Sunday, May 29, 2011

The Camargue



For our last day of touring in this part of France, we actually headed over to Provence to the Camargue. This area is the delta of the Rhone River and is rich in salt marshes and lagoons that support a variety of agricultural endeavors. Much of the area has been desalinated and protected by dikes and now grows rice, grains and even some wine grapes.


rice
Horses bred from the wild white stock of the delta are omnipresent and horseback riding is a big tourist industry in the Camargue.



While we saw some sheep, the primary livestock is bulls. As in other Provençal and Languedoc areas, bullfighting is a popular sport.





Any town with an arena (including Béziers) have a "feria" sometime during the year where multiple days of bullfighting are enjoyed by all. (Or most?) In France, there is a style of bullfighting where the bull isn't killed and the goal is for the matador (he has another name for this sport) to pluck a flower from the forehead of the bull and survive.

One other industry is salt recovery through evaporation of sea water. We stop at an outlook that allows us to see the shallow evaporation pools and piles of reclaimed salt.

evaporation ponds


Now that's a pile of salt

As this is on the Mediterranean, of course beaches are important and we found two types. One was out a road to nowhere with no improvements and crowded with Sunday (and Mother's Day) family outings.

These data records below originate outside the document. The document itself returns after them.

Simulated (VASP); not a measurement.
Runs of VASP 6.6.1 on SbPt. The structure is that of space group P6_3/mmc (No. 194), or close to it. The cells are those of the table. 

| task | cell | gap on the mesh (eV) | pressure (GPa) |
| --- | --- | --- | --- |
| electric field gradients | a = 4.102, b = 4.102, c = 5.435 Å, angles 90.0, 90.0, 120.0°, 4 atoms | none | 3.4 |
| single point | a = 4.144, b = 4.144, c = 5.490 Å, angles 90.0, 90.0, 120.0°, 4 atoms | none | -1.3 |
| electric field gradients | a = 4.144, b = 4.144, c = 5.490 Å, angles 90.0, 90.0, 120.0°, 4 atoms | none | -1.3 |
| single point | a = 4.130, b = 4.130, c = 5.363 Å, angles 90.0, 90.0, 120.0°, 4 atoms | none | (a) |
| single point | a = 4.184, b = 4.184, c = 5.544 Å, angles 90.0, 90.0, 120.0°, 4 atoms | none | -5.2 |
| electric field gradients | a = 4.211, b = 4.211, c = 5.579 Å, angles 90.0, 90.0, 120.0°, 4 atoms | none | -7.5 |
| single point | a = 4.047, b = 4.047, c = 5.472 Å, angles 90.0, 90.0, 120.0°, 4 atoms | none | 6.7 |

The other was the town of Saintes Maries de la Mer, again crowded with families on the beach and wandering the town. This town is a true tourist beach resort. While the town's history goes back centuries (more later), as a beach town, it must have developed in the era of automobiles. The beach houses line up one attached to the other, generally 2 floors, with a terrace and often a garage on the ground floor and a balcony and living areas on the second floor. Their plaster, painted white, with bright shutters (often the blue of the sea), and red tiled roofs, these houses are the vacation homes and rentals for French families. This town was by far the most crowded tourist place we've seen since coming and reminds us that summer is nearly here.

Luckily, this town was our last stop (at 5 PM) of the day and the rest of the day was empty of tourists and cars.

The Camargue has a huge amount of acreage set aside as wildlife refuge with bird life being especially abundant. We do see some, but think that to really appreciate the wildlife here, you probably have to spend time and get into the hikes and walking paths available at some of the sanctuaries. For the most part, the sides of the road are too grown up to see the marshes and spot birds.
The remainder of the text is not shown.